Scientists have been warning for years about a ticking “methane time bomb” in the thawing Arctic; and changes in temperature and precipitation in tropical wetlands are also being studied closely. Reinhardt urges immediate and sweeping action to eliminate human-caused methane emissions to stave off potentially disastrous cascading effects, as well as secure a half-degree buffer against future warming.
“Given the time sensitivity that we have here, it’s really important that we mitigate what we can with the solutions we have available today while also investing in [further] solution development,” Reinhardt said.
One of those solutions will tackle the problem of aerosols (defined here as a suspension of particles in the atmosphere vs the propellant used in spray cans), which help to mask the effects of climate change. Ironically, as we decarbonize, fewer aerosols will be co-produced — meaning greenhouse gases will have an even greater impact in the future than they do now. Aerosols such as sulfur dioxide are largely co-emitted with CO2. Sulfur dioxide’s lifespan is on the order of days, not decades; so, when aerosols stop being emitted, warming is immediately accelerated. That doesn’t cancel the mandate to decarbonize, Reinhardt asserts; but the world should expect rapidly accelerated warming as masking aerosols stop being emitted.
“People are increasingly worried that the next few years we’re going to be seeing much faster warming than what has happened in the past,” she said.
But removing our methane emissions could help flatten the heating bump as aerosols fizzle out of the atmosphere.

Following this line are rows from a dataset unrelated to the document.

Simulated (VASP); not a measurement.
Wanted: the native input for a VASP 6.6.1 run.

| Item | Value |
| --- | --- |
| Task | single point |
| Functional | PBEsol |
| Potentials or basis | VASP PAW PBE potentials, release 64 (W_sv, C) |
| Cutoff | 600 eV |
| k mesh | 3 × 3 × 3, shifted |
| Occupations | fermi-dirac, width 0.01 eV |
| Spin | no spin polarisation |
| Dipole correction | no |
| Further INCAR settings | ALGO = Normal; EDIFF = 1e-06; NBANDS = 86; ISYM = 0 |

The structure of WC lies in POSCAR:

Unfortunately, the methane discussion is still relatively new; so measuring and predicting its effects often gets wedged into metrics optimized for CO2. Reinhardt and others are calling for different ways to measure global warming potential of various greenhouse gases, with separate metrics for long-lived (ex: CO2) and short-lived (ex: methane) gases. Policy wonks and scientists are still debating what kind of a metric should be developed for short-lived gases such as methane; but they agree that we should be setting both long-term and short-term goals as opposed to single, cumulative metrics such as global warming potential (GWP).
“We should be setting separate targets for long-lived and short-lived climate pollutants, so that we can best ensure that we are controlling both and not creating tradeoffs,” Reinhardt said.